Many Lebanese people like Gebran Bassil think Syrians are stealing Lebanese jobs by working illegally for low wages, at a time when the economy is already sluggish

Syrians are now an undeniable part of the landscape in Lebanon, where they make up one-sixth of the populace, the largest number of refugees in the world relative to national population, according to a UNHCR report released this week. Mr Bassil has long pushed for Syrians to return to their country, even as conflict still rages in the northwestern province of Idlib. Some politicians in Lebanon, particularly those who back Bashar Al Assad or have ties to Hezbollah, have been keen to assert regime-held areas are now safe and the war is all but over. The reality, however, is very different. Civilians are far from being safe in Syria. Since April the Syrian regime, backed by Russia, has been barrel-bombing Idlib in an assault that has killed at least 230 civilians so far. Activists have also reported that some of the Syrians who returned to regime-controlled areas have been imprisoned, disappeared or been killed.

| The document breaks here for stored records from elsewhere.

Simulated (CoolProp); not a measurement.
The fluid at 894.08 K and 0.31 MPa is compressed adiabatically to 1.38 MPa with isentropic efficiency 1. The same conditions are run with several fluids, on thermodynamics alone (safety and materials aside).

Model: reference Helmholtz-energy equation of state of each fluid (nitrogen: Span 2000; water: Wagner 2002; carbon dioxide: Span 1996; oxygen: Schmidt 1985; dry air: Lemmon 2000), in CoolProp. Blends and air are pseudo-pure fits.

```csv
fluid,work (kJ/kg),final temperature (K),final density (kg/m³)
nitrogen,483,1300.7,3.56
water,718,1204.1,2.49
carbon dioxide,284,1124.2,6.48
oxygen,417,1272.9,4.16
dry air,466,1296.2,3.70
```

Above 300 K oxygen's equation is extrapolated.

Despite this, anti-refugee sentiment is rampant in Lebanon, which in part explains why blatantly racist rhetoric has now become normalised at the very top of the political spectrum. The most common excuse for anti-Syrian sentiment is the state of the economy. Many Lebanese people like Mr Bassil think Syrians are stealing Lebanese jobs by working illegally for low wages, at a time when the economy is already sluggish. But it is the government itself that has made it near-impossible for Syrians to find decent jobs or have legal status. The government asked the United Nations High Commissioner for Refugees to stop officially registering Syrians as refugees four years ago. Since new residency laws were introduced in January 2015, those who want to stay in the country legally have to find a Lebanese sponsor and pay a $200 fee annually, at a time when three-quarters of Syrians in Lebanon fall below the poverty line and rely on aid.

As a result, only one in four of the 1.5 million Syrian refugees in Lebanon have legal residency, according to UNHCR, leaving undocumented Syrians exposed to forced evictions, repatriation and exploitation, with some unscrupulous Lebanese people selling sponsorships for $1,000 a time. Even Syrians who are documented find it difficult to find employment because access to many jobs is restricted to Lebanese citizens. As a result, Syrians are left with few options. They can start their own businesses if they have the means to do so. Otherwise they are limited to low-paying jobs – often below the radar – as labourers, doormen and rubbish collectors, jobs that Lebanese people usually give a wide berth.

The assertion that Syrians are to blame for the ailing economy is also deeply flawed, because it has been struggling for quite some time. The country suffers from mismanagement and corruption at the very top and although the influx of refugees has put a further strain on resources, it is certainly not the cause of the country’s woes. Blaming Syrians for these failings is simply a means to detract from the government’s own shortcomings. It is far easier for politicians to ride the wave of populism and xenophobia and point the finger than to do something about it.

This push for Syrians to return can only end in tragedy, and is already having an impact on a desperate community. In the northeastern town of Deir Al Ahmar, 600 refugees have been banished from a camp after an altercation between residents and firemen and could be returned to Syria, in what the UNHCR has described as “collective punishment”. In Arsal, northeast of Beirut, authorities have decided to demolish illegal concrete structures, a move that will leave 15,000 children homeless.

Lebanon undoubtedly has limited means to provide for a large refugee population and Beirut needs financial help to shoulder the responsibility. But this is no excuse for the way in which the refugee crisis has been handled by authorities. The anti-Syrian policies and disturbing rhetoric are indicative of politicians stoking sectarian divisions. Because most Syrians who fled the war are Sunni Muslims, there are fears that integrating them further into Lebanese society will threaten the country’s fragile stability, with Sunnis eventually outnumbering Shiites and Christians – and their respective parties receiving less support within the population.

Lebanon has survived a 15-year civil war that saw one-fifth of the population displaced. Many of those who remember it suffered under the Assad regime in the 1990s and the subsequent Syrian occupation. The only humane course of action is for those who fled the same hardships to be treated with compassion and respect.